Posted by: Jules Birch24/08/2012
Here’s why I think the housing backlash against the Montague report is being overdone.
From some of the reactions so far, the review group seem to a bunch of pin-striped latter-day Rachmans intent on squeezing out affordable housing and trousering the profits in between slaughtering the first born and unleashing plague, pestilence and famine.
I’ve been trying to reserve judgement until I had time to read the report. I have to say that I now think the people who have most to fear from this are not housing associations and local authorities but buy-to-let landlords and letting agents who will face professional competition. The plague and pestilence people this week were Policy Exchange, not Montague.

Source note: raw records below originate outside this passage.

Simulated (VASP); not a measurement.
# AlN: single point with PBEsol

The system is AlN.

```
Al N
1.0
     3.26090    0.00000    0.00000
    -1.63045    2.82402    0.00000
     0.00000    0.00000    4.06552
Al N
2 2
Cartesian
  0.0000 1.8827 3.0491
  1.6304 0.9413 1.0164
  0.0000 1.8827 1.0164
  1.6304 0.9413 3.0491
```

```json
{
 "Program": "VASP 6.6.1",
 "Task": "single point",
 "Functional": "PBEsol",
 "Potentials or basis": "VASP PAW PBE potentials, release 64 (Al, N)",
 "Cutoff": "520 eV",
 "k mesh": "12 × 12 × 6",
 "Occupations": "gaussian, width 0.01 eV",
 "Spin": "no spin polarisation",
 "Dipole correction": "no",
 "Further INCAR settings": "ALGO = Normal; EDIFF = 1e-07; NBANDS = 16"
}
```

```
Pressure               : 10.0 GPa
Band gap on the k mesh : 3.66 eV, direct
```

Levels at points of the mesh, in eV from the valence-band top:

The fuss has all been about Montague’s proposal on section 106. The leaks in advance of publication suggested that he would want market housing to count as affordable in planning deals, raising fears that it would squeeze out the funding stream that has underpinned around half of social housing over the last few years (rising to more than 60 per cent in 2008/09). However, I think that stems from a misunderstanding both of what the report says about section 106 and about what is already happening on the ground.
Montague recommends that local authorities should be able to use existing flexibilities in the planning system to enable the development of private rented homes where they can meet local needs. Government guidance should also include a strong steer to specify private rental needs as part of their strategic housing market assessments.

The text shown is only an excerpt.